Grilled Portobello-Goat Cheese Pitas
If the tomatoes are ripe, skip grilling them. Serve with a tropical fruit salad of mangoes, cantaloupe, and pineapple sprinkled with toasted coconut.
If the tomatoes are ripe, skip grilling them. Serve with a tropical fruit salad of mangoes, cantaloupe, and pineapple sprinkled with toasted coconut.
These were good, not great. Love portobello mushrooms, ut think there are better recipes out there.
Simple and easy to make, and my boyfriend and I both loved these (we're both picky eaters). This will be a favorite for Meatless Mondays!
A quick and easy summer lunch or light dinner. I will keep it in mind!
I used Cremini mushrooms and did it under the broiler instead. SO DELICIOUS! And super easy!
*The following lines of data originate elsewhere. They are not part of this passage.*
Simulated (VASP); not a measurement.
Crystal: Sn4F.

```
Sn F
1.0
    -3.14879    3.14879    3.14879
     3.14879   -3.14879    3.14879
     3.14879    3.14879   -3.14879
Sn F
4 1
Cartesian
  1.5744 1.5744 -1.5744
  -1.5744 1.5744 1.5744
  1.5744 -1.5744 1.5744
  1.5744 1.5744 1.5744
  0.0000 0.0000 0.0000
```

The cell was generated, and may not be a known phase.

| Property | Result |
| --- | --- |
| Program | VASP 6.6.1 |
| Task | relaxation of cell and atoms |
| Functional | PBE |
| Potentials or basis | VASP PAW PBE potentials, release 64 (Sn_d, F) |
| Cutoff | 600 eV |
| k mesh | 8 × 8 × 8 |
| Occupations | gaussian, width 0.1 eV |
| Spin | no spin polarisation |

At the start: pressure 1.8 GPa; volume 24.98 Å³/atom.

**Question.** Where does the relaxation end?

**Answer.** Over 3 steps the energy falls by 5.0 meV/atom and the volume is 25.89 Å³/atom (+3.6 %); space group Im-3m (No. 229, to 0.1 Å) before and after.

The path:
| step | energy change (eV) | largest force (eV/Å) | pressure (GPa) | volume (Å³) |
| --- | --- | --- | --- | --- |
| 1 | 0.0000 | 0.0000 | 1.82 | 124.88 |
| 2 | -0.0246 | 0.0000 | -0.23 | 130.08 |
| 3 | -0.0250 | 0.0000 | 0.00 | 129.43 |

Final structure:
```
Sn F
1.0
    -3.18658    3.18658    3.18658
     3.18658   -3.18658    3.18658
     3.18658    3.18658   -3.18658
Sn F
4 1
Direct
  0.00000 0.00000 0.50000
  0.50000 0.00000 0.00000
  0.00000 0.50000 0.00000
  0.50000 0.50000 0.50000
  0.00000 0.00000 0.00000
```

Absolutely delicious. However, this is so ridiculously messy it is embarrassing to be seen eating it. I also wonder in what world 1 teaspoon of olive oil is actually enough to coat anything more than the silicon bristles on the basting brush, much less four pitas...took about 6 teaspoons (i.e., 1/8 cup) of olive oil to actually do the job. The taste was good enough that I might make it again, only dicing the mushrooms & tomatoes to serve pizza-style.
Not "worthy of a special occasion" but better than "has potential". The flavor combination is outstanding. I grilled the pitas on our Traeger grill 2 minutes on each side. After taking them off the grill, I immediately put the feta (and a slice of cheddar for DD who doesn't like feta) on the pita so it can get a little melty. Then grilled the portobellos 6 minutes on each side. I did not grill the tomatoes. I did enjoy a splash of balsalmic over the top before eating. Next time I think I'll slice the mushrooms and dice the tomatoes so we can eat it more in a pizza-style. Everyone at the table devoured it. I served it along with watermelon wedges. Very filling.
Very good but I would never use jarred garlic. Always fresh garlic!
My husband loved this recipe. It is so easy and healthy. I used whole grain pita rounds and added fresh baby spinach.
I really enjoyed this meal. I changed it a little by using a boboli pizza crust and grilling all ingrediants directly on my outdoor grill. It came out great! I bought enough ingredients to fill the pie (about 3 large mushrooms, and 1 tomato). Served alone. Will definately make again.
I altered this recipe in a few ways, though I'm sure many would think it delicious as written. I used Naan as the base of the recipe. I brushed it with the olive oil/garlic mixture (I used fresh garlic), I also used mozzarella on my serving because I don't care for goat cheese, and used the goat cheese on my hubby's. I then put roasted red peppers on top of the cheese (instead of tomatoes), and threw it in the oven while I cooked the mushrooms. (I marinated them in balsamic like Jennifer suggested) and also salt & pepper. We don't have a grill so I just cooked them in a pan until they were cooked through. I topped them with fresh basil & a little more salt & pepper. We both LOVED these. My husband said they were "restaurant quality" :) This will definitely be in my rotation of dinners now. I'm always on the lookout for yummy but wholesome vegetarian recipes! Try this recipe, you won't be sorry!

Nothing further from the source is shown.